Credit risk unveiled: Decision trees triumph in comparative machine learning study

Chenxi Wu

doi:10.54254/2755-2721/79/20241613

1. Introduction

The credit could mean an agreement between both lenders and borrowers. It can happen between the individuals; it can also occur between companies. However, in this paper, we are only considering one situation in which bank is the lender and pubic (ordinary people) borrowers. Credit could also mean that how trustworthy a person is, the lenders (bank) would decide whether to borrow them or not. Those lenders could not lend money whenever someone wanted to have money because if the borrower was not able to pay back the money, the lenders would experience big trouble since they also needed the money for them to run correctly and not to close- down the company as a result. This is where credit risk [1] comes from. Credit risk is the fact that people would not pay back the money to the lenders. Initially, not many people realized the importance of the concept of credit risk. However, during the 2008 financial crisis, a severe contraction of liquidity in global financial markets that originated in the United States as a result of the collapse of the US housing market made a lot of the company not only in the US but also around the world’s company closed down. Leading to evictions and foreclosures. The stock market plummeted, and major businesses worldwide began to fail, losing millions, resulting in widespread layoffs and extended periods of unemployment worldwide.

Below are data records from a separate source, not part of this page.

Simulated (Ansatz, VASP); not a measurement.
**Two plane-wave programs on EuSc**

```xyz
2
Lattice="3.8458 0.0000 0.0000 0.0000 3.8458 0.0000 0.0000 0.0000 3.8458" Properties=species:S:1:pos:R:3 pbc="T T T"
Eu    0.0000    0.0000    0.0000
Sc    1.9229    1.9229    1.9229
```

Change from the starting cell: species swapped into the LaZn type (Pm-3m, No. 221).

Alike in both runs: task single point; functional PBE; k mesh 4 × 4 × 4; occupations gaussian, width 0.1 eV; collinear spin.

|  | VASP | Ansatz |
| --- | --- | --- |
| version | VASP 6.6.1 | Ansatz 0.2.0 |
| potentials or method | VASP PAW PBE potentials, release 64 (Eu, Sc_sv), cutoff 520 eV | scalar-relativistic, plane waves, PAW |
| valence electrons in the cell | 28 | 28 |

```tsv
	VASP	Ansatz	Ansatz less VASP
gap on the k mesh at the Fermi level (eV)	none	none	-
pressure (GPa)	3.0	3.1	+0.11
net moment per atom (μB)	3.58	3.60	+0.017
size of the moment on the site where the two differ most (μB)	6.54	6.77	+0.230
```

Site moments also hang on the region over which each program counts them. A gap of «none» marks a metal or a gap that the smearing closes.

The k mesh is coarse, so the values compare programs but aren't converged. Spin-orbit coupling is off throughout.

There are several causes of the 2007 -2008 global financial crisis [2]. The main reason is because of credit risk, which includes imprudent mortgage lending. Against a backdrop of abundant credit, low-interest rates, and rising house prices, lending standards were relaxed to the point that many people could buy houses they couldn’t afford. None of the single borrowers would be able to pay back the money to the lenders. The system would finally break up after the global market has experienced a crisis.

2. Literature Terms

In this paper, we have used several methods to determine the possibility of people defaulting according to the dataset. We were using some mathematics equations and algorithms to compare which of the three methods got the best result after the experiment.

2.1. Support Vector Machine (SVM).

The SVM [3] model was famous over 20 years ago, mainly because of its convivence and ability to be widely used in different fields. SVM is a supervised learning model that is used for analyzing the classification and regression of the selected data. In this paper, we have only discussed the situation for analyzing the data using the classification methods.

The principle for the SVM model is that it can provide a line or a hyperplane [4] to separate the output results from the mixed data in the input results. The aim of those lines or hyperplanes is to find the closest straight line or hyperplane to separate those output results. The difference between the line or hyperplane is called the margin. They have two types of margins, which are hard margin and soft margins. The difference between hard margins [5] and soft margin [6] is that the technique of hard margin was developed for the restricted case of separating raining data without error. On the other hand, the soft margin is the technique that one may want to separate the training set with a minimal number of errors, which can provide more results at the end.

2.2. K-Nearest Neighbors (KNN)

The K-Nearest Neighbors (KNN) [7] is one of the well-known methods used in Scikit Learn, which is part of machine learning [8]. KNN model is a supervised learning model that uses proximity to make classifications, and predictions about the grouping of an individual data point. It is a simple but instrumental model to use in the real world. The principle of the KNN model is based on the majority vote, which means that it would follow what most people are voting for.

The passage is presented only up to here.